Monday, September 03, 2007

This is turning into a hassle. I must confess that I feel that Microsoft does not have a good story on this one!

When thinking about versioning within the realm of workflow, there are a few things you have to know:

  • You will need to use strong signing for your processes, the activities, the External Data Exchange services and the items you put on the queue (we use these to correlate commands to queues, bypassing the weirdness of correlation in WF)
  • What is persisted to the datastore is a blob. That blob is created using serialization surrogates and use the normal binary serialization format. However, because of the surrogates, it is difficult (although not impossible) to touch your workflow instance directly, instead of going through the runtime. The surrogates are there for a reason: the serialization process of a workflowinstance is not a straight-forward process: all the activity contexts have to be serialized as well, as do the dependency properties etc.
  • The blob does not only persist your fields, but persists the complete structure of your running instance, called a template. So all the activities (initialized or not) are in that template.
  • Timers and their delays are persisted in a separate list by the surrogate. So, if your workflow instance is in a delay with 9 days left, this information is written in a timerCollectionList, with a guid pointing to the delay (remember, that delay is instantiated in a particular activityContext). It is not simple to correlate these. They are the main problem when you wish to just update your process.

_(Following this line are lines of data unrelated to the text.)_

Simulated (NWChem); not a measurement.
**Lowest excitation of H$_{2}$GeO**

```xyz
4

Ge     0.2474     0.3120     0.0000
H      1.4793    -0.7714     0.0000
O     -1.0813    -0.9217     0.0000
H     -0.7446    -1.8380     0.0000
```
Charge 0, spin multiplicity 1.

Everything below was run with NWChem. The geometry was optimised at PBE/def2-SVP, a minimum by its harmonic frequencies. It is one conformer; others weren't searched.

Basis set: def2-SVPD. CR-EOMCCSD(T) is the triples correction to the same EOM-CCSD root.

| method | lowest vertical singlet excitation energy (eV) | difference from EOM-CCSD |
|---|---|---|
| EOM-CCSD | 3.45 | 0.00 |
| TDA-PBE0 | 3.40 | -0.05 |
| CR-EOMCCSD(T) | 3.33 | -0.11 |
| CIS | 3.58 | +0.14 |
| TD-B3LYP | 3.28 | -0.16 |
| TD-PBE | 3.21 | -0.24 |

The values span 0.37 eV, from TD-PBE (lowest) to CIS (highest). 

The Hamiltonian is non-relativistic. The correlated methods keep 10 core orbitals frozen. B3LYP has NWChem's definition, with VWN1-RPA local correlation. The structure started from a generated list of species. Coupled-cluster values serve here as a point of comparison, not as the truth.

Microsoft does not offer a smart way to upgrade version 1.0 to 2.0 of your workflow instance. When you have version 1.0 in your database, and make one little change to your process, dehydration will not work because of an index-out-of-bounds exception: remember that the persisted blob has the full template of the instance. So when you changed your process and added or removed an activity anywhere, the dehydration process is trying to map the persisted template to a type in your assembly and fails because of the different activity tree.

Therefor, you can do two things:

  1. Run both assemblies Side by Side
  2. Use workflow changes to change your current version to a 2.0 compatible version. 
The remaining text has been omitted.